IT IS appropriate in the Year of Homecoming that Inverness-born Russell Knox is preparing to play his first professional tournament on Scottish soil.
Knox, who is making a name for himself on the PGA Tour, where he finished runner-up to Russell Henley in the Honda Classic after a four-man play-off that also included Rory McIlroy and Ryan Palmer, is relishing competing in next month’s Scottish Open at Royal Aberdeen.
The 28-year-old, now domiciled in Jacksonville Beach, Florida, cannot remember exactly when he last played links golf but it may be as long as seven years ago, in the British Amateur Championship. However, Knox is not put off by his lack of practice or the outstanding quality of the world-class field for the £3million Aberdeen Asset Management-sponsored event.
He is also looking forward to returning to the city he regards as his second home in Scotland after developing a passion for supporting Aberdeen Football Club. Indeed, Knox is keen to fit in a return trip to Pittodrie, should the home leg of the Dons’ Europa League qualifying tie coincide with events at neighbouring Royal Aberdeen.
“I had friends who lived in Forres and they were Aberdeen fans, too, so we’d drive through occasionally to watch the team,” Knox said. “So that’s absolutely something I’d consider if it was an option.” Recalling a previous visit to the venue, for the Scottish Stroke Play in 2005, he added: “It was typical Scottish weather, cold, wet and windy on an extremely difficult golf course. But I played reasonably well to achieve one of my better finishes in an amateur event.
“I also grew up playing Nairn Dunbar and while the game over here is different, I still try to hit Scottish shots now and again to keep it interesting. My closest friend back home is Duncan Stewart, who plays on the Challenge Tour, but I haven’t kept in touch with many Scots although I very much look forward to coming home and meeting people I haven’t seen in a long time.”
Knox, the son of a US citizen and a Scottish mother, says he feels perfectly at home in America. He stressed: “I am very comfortable in the United States and this has been a great year for me. I am seeing steady improvements in my game and I have been getting results playing against some of the best golfers.
“I was never a standout as an amateur and when I came over to the States to attend college I wasn’t one of the top players. But I spent three or four years playing on the mini-tours and did okay before moving onto the Web.com Tour, where I was able to win, so I feel like I’ve had time to progress as the levels have increased,” added Knox, who is also planning to play more regularly in Europe in an effort to fulfil his ambition to play in the Ryder Cup in two years’ time.

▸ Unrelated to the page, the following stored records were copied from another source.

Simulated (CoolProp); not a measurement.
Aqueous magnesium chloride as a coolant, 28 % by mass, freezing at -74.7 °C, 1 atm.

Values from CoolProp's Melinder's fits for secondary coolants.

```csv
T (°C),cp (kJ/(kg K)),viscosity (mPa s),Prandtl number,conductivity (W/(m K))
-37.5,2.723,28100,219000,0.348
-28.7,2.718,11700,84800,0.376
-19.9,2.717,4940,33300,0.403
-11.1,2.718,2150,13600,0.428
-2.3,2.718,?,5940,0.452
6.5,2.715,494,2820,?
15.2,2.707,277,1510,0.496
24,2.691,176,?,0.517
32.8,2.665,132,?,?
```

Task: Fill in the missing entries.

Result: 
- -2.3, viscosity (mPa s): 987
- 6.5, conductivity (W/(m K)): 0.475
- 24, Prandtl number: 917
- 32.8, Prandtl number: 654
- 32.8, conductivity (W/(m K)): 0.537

Meantime, Knox is rightly proud of his achievement in becoming one of a select group of players to shoot 59 in a professional tournament after he posted the magic number in the second round of last year’s Albertsons Bois Open.
He added: “That was the best golfing day of my life. To shoot a 59 your mindset and the conditions have to be perfect and there was no wind and the course in Idaho was fairly easy. I also holed three or four of the longest putts I’ve made in a row.”